Ultimately, Strangers in Between is a really lovely, well written play. Yes the characters are all gay but with some small reworking, the story is flexible enough for Shane to be a woman or to remain a boy with Will and Peter being female. Excellent writing, superb staging and fantastic acting, what more could a chap ask for?
Review by Terry Eastham
Shane is sixteen, cute and scared. He’s just fled his home in rural Australia for downtown Sydney. Adrift among the lonely hearts and heady thrills of King’s Cross, Shane attempts to navigate the troubled waters of his past toward a brighter future.
Tommy Murphy’s critically acclaimed drama of friendship, sex and escapism with humour and sensitivity, Strangers in Between, offers an unflinching look at the highs and lows of being gay in modern Australia.
Artistic Director of The King’s Head Theatre, Adam Spreadbury-Maher, said: “Strangers In Between may have a gay central character but it’s story is universal, it is a coming of age story, about friendship across the generations, and how our past can come back to haunt us. There is a tendency to focus on UK and US writer’s in the British theatre scene – after Cosi earlier this year we are again showcasing an Australian writer and hopefully introducing him to new audiences.”
Tommy Murphy is an Australian playwright best know for his stage and screen adaptation of Timothy Conigrave’s memoir Holding the Man, which won numerous awards including Best Play at the New South Wales Premier’s Literary Awards, which he also won for Strangers in Between, he is the youngest recipient of the award and the only playwright to win in successive years.
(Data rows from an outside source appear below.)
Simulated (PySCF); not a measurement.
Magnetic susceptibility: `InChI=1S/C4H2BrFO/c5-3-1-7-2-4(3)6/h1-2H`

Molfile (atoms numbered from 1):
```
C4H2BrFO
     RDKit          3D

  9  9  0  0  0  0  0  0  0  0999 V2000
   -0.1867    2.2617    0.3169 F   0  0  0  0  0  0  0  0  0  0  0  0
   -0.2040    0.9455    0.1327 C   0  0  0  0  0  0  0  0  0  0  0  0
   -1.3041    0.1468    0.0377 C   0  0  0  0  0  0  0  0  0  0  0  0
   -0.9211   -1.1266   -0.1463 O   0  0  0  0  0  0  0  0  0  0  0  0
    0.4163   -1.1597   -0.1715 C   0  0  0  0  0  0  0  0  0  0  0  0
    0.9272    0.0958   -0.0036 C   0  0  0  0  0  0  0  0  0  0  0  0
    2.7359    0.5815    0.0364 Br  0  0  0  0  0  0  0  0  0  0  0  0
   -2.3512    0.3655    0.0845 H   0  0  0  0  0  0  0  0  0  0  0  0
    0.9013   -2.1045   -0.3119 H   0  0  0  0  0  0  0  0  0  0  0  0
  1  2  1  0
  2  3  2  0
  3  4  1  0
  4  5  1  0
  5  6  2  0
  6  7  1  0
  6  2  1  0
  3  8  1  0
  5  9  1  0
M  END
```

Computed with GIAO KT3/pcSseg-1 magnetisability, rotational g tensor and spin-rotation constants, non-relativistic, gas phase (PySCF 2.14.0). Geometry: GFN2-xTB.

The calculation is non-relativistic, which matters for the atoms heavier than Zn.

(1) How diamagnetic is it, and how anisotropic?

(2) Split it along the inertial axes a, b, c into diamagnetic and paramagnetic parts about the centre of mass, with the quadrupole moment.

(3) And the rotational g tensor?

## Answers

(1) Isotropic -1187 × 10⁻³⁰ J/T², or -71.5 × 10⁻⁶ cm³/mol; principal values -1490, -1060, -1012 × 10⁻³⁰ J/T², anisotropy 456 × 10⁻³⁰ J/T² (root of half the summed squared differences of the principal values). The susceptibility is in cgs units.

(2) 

Adam Spreadbury-Maher is the Artistic Director of The King’s Head Theatre. He has mostly recently directed Trainspotting for the King’s Head, which transferred to the Edinburgh Fringe last year and is currently on a UK tour. He was also co-Artistic Director of OperaUpClose. Adam has won and been nominated for multiple awards including an Olivier Award for the OperaUpClose production of La bohème, and Best Artistic Director from The Fringe Report.